A quality name is necessary for jump-starting a band, but how do you find the right one? In the case of Hyde Park’s “Large and Lovely,” inspiration struck in the form of an advertisement for plus-size phone sex operators. The band has attracted an audience that goes well beyond the horny, lonely, and middle-aged, and much of it is sure to be in attendance at their January 23 show at the group’s Bridgeport loft Go-Go Town.
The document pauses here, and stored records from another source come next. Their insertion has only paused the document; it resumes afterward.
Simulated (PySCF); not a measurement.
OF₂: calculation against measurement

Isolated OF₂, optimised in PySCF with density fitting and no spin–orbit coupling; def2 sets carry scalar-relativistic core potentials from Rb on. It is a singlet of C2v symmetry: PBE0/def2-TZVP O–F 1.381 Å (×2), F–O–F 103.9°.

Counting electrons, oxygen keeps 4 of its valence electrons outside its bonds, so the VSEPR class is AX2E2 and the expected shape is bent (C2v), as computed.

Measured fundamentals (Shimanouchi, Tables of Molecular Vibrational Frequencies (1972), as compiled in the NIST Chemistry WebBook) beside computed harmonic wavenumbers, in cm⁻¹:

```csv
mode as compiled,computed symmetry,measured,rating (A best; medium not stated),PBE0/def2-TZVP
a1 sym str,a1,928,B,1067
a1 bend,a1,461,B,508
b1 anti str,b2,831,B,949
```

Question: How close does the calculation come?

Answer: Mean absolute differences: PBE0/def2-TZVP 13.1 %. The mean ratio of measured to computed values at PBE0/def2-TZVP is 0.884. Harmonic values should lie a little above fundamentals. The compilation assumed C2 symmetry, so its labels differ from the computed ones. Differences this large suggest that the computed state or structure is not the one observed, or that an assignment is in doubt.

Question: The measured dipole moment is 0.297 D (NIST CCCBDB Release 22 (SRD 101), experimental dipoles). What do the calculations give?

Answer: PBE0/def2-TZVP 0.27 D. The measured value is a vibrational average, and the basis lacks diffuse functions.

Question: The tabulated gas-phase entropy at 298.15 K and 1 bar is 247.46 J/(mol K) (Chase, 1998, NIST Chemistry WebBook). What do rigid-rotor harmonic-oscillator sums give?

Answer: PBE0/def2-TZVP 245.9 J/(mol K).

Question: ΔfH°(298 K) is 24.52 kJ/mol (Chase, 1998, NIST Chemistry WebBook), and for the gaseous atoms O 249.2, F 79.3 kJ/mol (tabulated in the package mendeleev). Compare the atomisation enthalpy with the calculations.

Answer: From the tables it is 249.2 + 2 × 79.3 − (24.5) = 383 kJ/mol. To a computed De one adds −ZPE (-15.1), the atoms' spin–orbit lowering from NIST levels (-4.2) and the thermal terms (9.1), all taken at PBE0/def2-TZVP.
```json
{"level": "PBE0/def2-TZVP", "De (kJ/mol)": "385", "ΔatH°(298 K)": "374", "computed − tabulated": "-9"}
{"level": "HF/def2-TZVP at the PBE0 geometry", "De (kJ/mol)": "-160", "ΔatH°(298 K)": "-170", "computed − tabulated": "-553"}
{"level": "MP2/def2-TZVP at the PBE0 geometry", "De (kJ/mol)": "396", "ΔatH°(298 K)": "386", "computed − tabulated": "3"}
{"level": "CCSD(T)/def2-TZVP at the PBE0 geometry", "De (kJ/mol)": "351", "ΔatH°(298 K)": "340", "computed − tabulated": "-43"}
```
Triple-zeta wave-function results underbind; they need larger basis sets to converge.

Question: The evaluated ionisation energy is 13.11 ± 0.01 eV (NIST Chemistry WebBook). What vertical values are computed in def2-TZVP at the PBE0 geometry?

The members of Large and Lovely don’t shrink from their tongue-in-cheek title. Guitarist Danny Schwartz, for instance, explains the band’s ambition to recruit women from the ad as backup dancers. But his bandmates also describe their name as a reaction to the anemic state of rock. Drummer Steve Wieschowski clarifies, “A lot of rock these days is in this lo-fi, rough style–it really sounds like shit you do in high school in your garage.” Bassist Dave McQuown adds, archly, “There’s just not enough music with balls, force, or ‘rockness.’” The group spent its first six months jamming at parties in Hyde Park, and even recorded a set for WHPK’s Friday night Pure Hype live show–although McQuown ruefully concedes that the CD they got back from the radio recording was “pretty terrible.”
That’s not to say that Large and Lovely, now in its second year, is a band of amateurs. All three members played in bands previously, and were brought together by a shared interest in rock and blues. However, their musical influences are diverse. McQuown admits an appreciation for everything from “fist pumping stuff…‘70s tight pants bands” to John Coltrane and African dance music of the ‘60s and ‘70s. Wieschowski notes, “I love Black Sabbath–really, I love anything with complex drumming, not just four-upbeat or something like that,” while Schwartz expresses a particular appreciation for notoriously heavy noise-rockers the Melvins, as well as “more brooding stuff.” That combination results in a distinctive style that the trio jokingly describes as “big black sex rock” and, more seriously, says is “born of rock, metal, jazz, blues, and funk.” They’ve also moved away from jamming live, though McQuown remarks, “We have songs that were written two years ago, and we have songs we wrote four days ago.” He adds, “The newer songs are definitely…funkier…and we’re much more tighter.” The goal for Friday’s show? Get the place “crawling to the walls, and people coming by to say they digged it.”
Also on the funk path are Hyde Park’s Lifestyle Choices, inspired by Neil Young, funk and reggae. The energetic quartet of Alex Yablon, Seth Samelson, Dave Reese, and Brad DuBois allegedly came into being after Brad’s defeat in a drinking contest, though he feels no ill-will–probably because the story is merely a myth DuBois made up to cover up the band’s otherwise ho-hum beginnings. Not that he needs the incentive to play. “I’ve learned to play fast, to be very creative, and to play loud,” DuBois remarks. “I really like drumming, and I’ll do it in whatever group I can get into.”
DuBois is a familiar face on the Hyde Park scene; he also drums for the show’s headliners, the Butts, another local staple. Between these three honed acts, as well as opener Puking Pearls, it should be a noisy night in Bridgeport.